Keep going. Move forward. Don’t look back.
We are told these things growing up. It is meant as an encouragement. We’re told to never give up, to reach for the stars. Don’t let our pasts hold us back.
But what if we reach the point where the only way to move forward is to work through our pasts?
I used to think I could do everything. And I did, to the best of my ability. I would always be the one doing the most, getting the best grades, and dreaming bigger with each passing day. I thought life would continue like this until I reached my goals decades later.
There were things I thought I could ignore, people I thought I could just forgive and forget so I could move on with my life. But forgiving and forgetting isn’t the same as processing circumstances. How can you forgive if you don’t know to what extent it affected you?
I’ve recently been asked by someone about tender areas of my past – things I have already prayed about and considered forgotten. But after talking about these things again, I realized how hurt I still was. I had been wronged, and put a band-aid on a bullet wound. I thought I had healed from these things that had taken place years ago. In reality, I was pushing these memories to the back of my mind, hoping they would eventually go away.
The renewal of the pain forced me to realize how much I needed God’s help to process everything. I needed to go through it all, to feel the pain all over again in order to remove the shrapnel from old wounds. I needed to properly heal.

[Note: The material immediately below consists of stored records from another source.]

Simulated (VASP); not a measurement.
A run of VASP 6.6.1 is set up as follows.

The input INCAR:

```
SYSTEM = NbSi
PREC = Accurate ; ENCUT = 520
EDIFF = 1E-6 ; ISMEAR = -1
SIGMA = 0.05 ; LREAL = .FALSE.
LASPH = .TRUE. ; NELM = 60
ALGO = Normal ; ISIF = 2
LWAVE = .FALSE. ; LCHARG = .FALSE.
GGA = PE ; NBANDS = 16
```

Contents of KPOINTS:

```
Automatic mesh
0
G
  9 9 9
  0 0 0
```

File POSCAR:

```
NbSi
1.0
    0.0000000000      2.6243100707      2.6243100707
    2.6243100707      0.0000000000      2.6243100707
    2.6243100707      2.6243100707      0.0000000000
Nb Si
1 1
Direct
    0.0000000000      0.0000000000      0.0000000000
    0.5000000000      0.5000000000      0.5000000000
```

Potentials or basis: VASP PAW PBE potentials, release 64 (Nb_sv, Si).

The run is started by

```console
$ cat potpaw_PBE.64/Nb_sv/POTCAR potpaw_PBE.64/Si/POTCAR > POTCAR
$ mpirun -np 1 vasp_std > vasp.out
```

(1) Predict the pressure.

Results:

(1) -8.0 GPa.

“Not looking back” wasn’t an option anymore. Refusing to remember things didn’t mean they weren’t there.
Now, by the grace of God, I’m working through things properly and properly forgiving people in my life. I’m realizing that I can’t just refuse to “look back.” My past is what has made me who I am today. Both the good and the bad have structured my character and the essence of my being.
It’s not always easy working through your past, but I find joy in knowing that I have a unique past that has created a unique me, and God is here for me to help me through it all.